Welcome to the ’99/00 Buyer’s Guide. Hopefully, it will aid you in deciding what products will work best for you, and all the bitchen pictures of your Readers’ Poll and Riders’ Poll winners will really stoke you out. We have left out only one thing in this plethora of useful information-where to buy your goods. Since we’re not your mothers, we won’t tell you that you should only buy from your local authorized shop, please allow me to tell you a story about discount buying …
On a warm Friday in late October of last year, my “friend” was on his way home from work-he had just cashed his very first TransWorld paycheck. Before the bank teller even started to count out the money, he dreamed of ways to spend it. At the first stoplight he thought of his new room: why, he could get a bed, or maybe a desk! He could feel the wad of cash warming in his pocket as he sped past the shopping mall. At the second light, coffee makers and groceries were toward the top of his growing list.
It was at the third light that the magic happened, the money had burned through his pants. Two guys in a white cargo van were yelling something out their window to him about stereos. Eureka, I need a stereo system, he thought, and pulled into the first parking lot he saw.
Being the street-wise kid he is, my “friend” divided up his money, hiding half in his car and distributing the rest into all four of his pants pockets. As the van pulled up next to him, he rolled down his window, “What’s up?” he yelled to the two guys, who were about his own age.
“Look” they started to explain, “we’re on our way back to the store, but we were finishing up this home-stereo installation when we noticed the warehouse guys double-shipped us. We figured if we could get rid of it before we get back, no one will be the wiser.”

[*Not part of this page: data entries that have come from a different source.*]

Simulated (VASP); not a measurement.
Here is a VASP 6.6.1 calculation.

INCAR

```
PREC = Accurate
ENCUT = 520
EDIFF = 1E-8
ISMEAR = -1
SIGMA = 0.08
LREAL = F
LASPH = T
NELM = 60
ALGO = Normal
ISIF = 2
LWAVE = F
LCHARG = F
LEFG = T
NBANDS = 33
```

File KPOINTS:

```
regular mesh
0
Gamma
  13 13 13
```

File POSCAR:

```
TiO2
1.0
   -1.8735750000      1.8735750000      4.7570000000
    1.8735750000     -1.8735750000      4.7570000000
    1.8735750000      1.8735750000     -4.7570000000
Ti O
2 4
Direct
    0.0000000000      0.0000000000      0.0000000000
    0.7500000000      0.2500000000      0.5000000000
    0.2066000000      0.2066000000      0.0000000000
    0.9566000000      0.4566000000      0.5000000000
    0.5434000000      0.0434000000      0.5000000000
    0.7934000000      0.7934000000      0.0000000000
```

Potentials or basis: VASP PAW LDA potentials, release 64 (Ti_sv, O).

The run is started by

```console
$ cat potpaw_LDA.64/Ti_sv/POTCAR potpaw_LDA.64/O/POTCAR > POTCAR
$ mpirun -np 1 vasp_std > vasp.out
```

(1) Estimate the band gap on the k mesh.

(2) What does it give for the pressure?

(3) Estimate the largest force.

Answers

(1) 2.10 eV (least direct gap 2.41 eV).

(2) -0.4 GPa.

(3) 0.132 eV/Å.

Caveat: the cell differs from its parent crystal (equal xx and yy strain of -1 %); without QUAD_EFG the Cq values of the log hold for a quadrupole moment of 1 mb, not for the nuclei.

“Let’s see what you’ve got,” my “friend” said cautiously. The bigger one got out of the passenger side and opened the sliding side door as the driver got out and headed to Starbucks. Although my “friend” knows little about stereo equipment, he nodded in agreement as if to comprehend what the husky fellow was telling him about the stuff. “How much?”
“Well, in the store this stuff goes for 2,400 dollars. Here look on the invoice,” the brute exclaimed, shoving the piece of paper in my “friend’s” face. Then immediately pulling it away, he said, “I tell you what, I’ll give you all this stuff for like, 800.”
“I ain’t got that, I’ve only got 40 bucks in my pocket.”
“Don’t you got an ATM card? How much can you get out of there?”
“I don’t know, where is one?”
“Over there, at the gas station.” The guy pointed, and off my “friend” went to pretend to get some more money.
On the walk back to the van my “friend” had started to feel something was fishy, but his inherent belief that everyone steals from work set his mind at ease a little. “My card wouldn’t work there, but I could try McDonald’s. What would you let just the speakers go for?”
“I don’t know, maybe 300. Go see if you can get money,” the brawny guy said, haste in his voice. As my “friend” trotted off he wondered if it was nervousness or hunger that made the rumbling in his stomach.
Although the guy became visibly upset when he noticed my “friend” returning five minutes later with a hamburger* in his mouth, he still wanted to deal.
“Do you want to get rid of just one speaker?” my “friend” asked.
“What do you want one speaker for, a guitar or something?” the guy questioned. “I don’t know-how about 150?”
“I could only get 40 back, so I only have 80.”
After a few minutes of haggling, my “friend” was on his way home with a brand-new speaker. One that, according to the box, was made in the U.S.A. and was Dolby equipped.
My “friend” gloated the whole drive home over the fact that he had gotten a speaker that was worth at least 300 bucks for a mere 65. He could hardly contain himself as he busted through the front door, yelling foor his roommate to come and see his accomplishment. The anxiety was almost too much as he ripped the box open, tearing the bag off with one quick motion. “Let’s hook it up to your stereo and rock out!” screamed my “friend.” They attached the wires, pressed play on the CD, and turned it up to eleven. There was silence for a brief moment, then only the sound of Todd laughing.-David (I got a 65-dollar nightstand) Sypniewski
*My “friend” did order a Value Meal Deal.